Hello,
As developer, we would like to have an option to load only the first x rows of all tables in a project where x could be a parameter. This would speed up our developments significantly.
Best regards,
Chris
Hello,
As developer, we would like to have an option to load only the first x rows of all tables in a project where x could be a parameter. This would speed up our developments significantly.
Best regards,
Chris
Thanks Bolud, but not exactly. We’re looking for a way to limit all tables — whether they come from files or databases — in one place, instead of having to manually set “keep only the first x rows” on each source table. Something like the Debug mode of Qlik Sense where you can limit all loads to x rows.
I see. I agree that could be a useful feature.
Hi everyone,
While the proposed feature may sound interesting and useful during development, I believe it hides a few pitfalls that are worth considering before applying it broadly across all data tables in a project.

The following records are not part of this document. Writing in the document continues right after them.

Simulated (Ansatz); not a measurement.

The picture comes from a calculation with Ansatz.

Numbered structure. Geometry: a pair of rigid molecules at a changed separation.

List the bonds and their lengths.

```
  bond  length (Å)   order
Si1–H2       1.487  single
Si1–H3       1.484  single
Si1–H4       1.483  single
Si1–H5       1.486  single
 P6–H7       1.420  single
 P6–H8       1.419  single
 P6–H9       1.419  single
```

From my experience, other platforms (for example, Tableau Prep) also adopt a similar approach to speed up prototyping. However, this kind of strategy can introduce some significant risks:
Loss of key records – If the sample of rows is not deterministic but random, you risk excluding records that act as logical connectors (join keys) between tables. This can alter the workflow structure and hide potential data consistency issues that would otherwise be detected.
Partial analysis and misleading debugging – Working on a random subset of data can lead to incorrect conclusions during design and debugging phases, as certain errors or anomalies might only appear when the full dataset is used.
Data cleaning and normalization – Some data cleaning or deduplication operations rely on the full distribution of values. Limiting the number of rows might prevent the identification of patterns or inconsistencies, making data validation less effective.
Safer alternatives – A more controlled approach could be to:
Load deterministic subsets (e.g., using a date filter or specific IDs).
Introduce a global parameter that enables/disables sampling only on selected tables.
Clearly document when and why sampling is applied, to avoid ambiguity in results.
In summary, this feature could definitely speed up development, but it should be used carefully: overly truncating the data might compromise the overall quality and reliability of the project.